My kids will be kicked outside to play with other kids when they are young, but they are going to be allowed gameboys as well.
 
No, only adult Caucasian males between 43 and 74 born on the 3rd tuesday of each month not ending in the letter Y.

For fuck's sake! Seriously.... I wonder about you guys sometime
 
Personally I dont think its a good idea for children to play games at a very young age such as 3 or 4. the first time I ever played a game i was 7 and i am grateful for that because I spent a good part of my childhood playing with more creative things such as lego or playing outside with others. I think that its helped me a lot because. Toys like lego really help you become more creative and I dont feel that videogames provide much creativity. My brother is a perfect example of this. When I was 7 I got an N64 for my Bday. My brother was 3 at the time and he actually began playing on it alot. Now he is 11 and he has very little creativity and I feel thats because he got addicted to playing videogames and didnt spend time playing with toys like lego.
 
Consindering all the other stuff kids are into at a younger age nowdays, I think gaming is the least of our problems. Just promote other interests and they'll be fine.
 
Beats being fed pointless cartoons and revolting ads (Bratz makes me sick to my stomach). I used to curse the system I grew up in for not allowing us to watch American cartoons all the time; we mostly got programming from China, Russia, other eastern European states, and locally produced shows. In hindsight, however, I think this was probably a good thing.

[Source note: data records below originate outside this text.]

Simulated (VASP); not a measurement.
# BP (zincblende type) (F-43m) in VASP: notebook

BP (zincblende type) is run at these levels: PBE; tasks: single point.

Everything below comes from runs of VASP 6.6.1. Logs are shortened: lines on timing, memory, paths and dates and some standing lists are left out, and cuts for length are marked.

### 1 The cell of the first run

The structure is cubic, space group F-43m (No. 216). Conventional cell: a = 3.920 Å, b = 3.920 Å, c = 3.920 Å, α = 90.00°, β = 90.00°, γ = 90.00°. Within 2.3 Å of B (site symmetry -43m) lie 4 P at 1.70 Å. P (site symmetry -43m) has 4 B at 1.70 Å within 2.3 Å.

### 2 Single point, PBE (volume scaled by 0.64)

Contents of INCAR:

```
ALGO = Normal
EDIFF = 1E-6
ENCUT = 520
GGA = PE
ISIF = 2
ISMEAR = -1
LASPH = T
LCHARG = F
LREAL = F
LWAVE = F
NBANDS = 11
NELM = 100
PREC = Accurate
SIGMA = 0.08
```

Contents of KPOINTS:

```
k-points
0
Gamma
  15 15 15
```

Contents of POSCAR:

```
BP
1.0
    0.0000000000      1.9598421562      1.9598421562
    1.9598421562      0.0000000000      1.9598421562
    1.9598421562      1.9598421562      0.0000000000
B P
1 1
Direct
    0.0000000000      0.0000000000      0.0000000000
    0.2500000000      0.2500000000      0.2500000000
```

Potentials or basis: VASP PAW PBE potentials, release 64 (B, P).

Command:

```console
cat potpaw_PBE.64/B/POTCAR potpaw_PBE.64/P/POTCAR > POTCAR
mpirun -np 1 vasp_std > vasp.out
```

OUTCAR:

Eh... I guess that went OT. Anyway, it's all about balance, isn't it? I wouldn't be so concerned with what games my kid plays at this point, I'd be more concerned about games becoming, literally, an alternative reality. I think that can be a pretty negative signal and should be taken seriously.
 
That was a good read--thanks for posting it.

Two scattered comments--

--The argument made by parents in some of the linked comments that games led them into computer science and programming is something I find to be suspect. Assuming that they're my age or thereabouts, when they were kids the process by which computer code became a functioning game was much more transparent to the end user--I'm old enough to remember when the program for an entire game would be printed in a magazine, and you'd spend a few hours typing it in to your computer, then save it on cassette. These days, though, the process by which games come into existence wouldn't be nearly as apparent to a very young child. Cartridges may as well grow on magical Nintendo trees as far as a four-year-old knows, unless a parent sits the kid down and tells him about it--sadly, many parents wouldn't bother to do that, or even know how to begin.

--I'm nowhere near having children, but I see no harm at all in letting a young child have access to music and/or rhythm games (Guitar Hero; Taiko Drum Master; DDR; etc.) The real-world benefits of those games (familiarity with musical instruments, even if in a rudimentary way; actual exercise; etc.) far outweigh the real-world benefits of games in most other genres in my eyes. The poster implies that because his daughter didn't have access to gaming, she took up piano instead, but Guitar Hero seems like a perfect "gateway drug" to get kids into wanting to learn to play music (though his or her hands might not be big enough to deal with the controller, in that case).
 
psycho_snake said:
Personally I dont think its a good idea for children to play games at a very young age such as 3 or 4. the first time I ever played a game i was 7 and i am grateful for that because I spent a good part of my childhood playing with more creative things such as lego or playing outside with others. I think that its helped me a lot because. Toys like lego really help you become more creative and I dont feel that videogames provide much creativity. My brother is a perfect example of this. When I was 7 I got an N64 for my Bday. My brother was 3 at the time and he actually began playing on it alot. Now he is 11 and he has very little creativity and I feel thats because he got addicted to playing videogames and didnt spend time playing with toys like lego.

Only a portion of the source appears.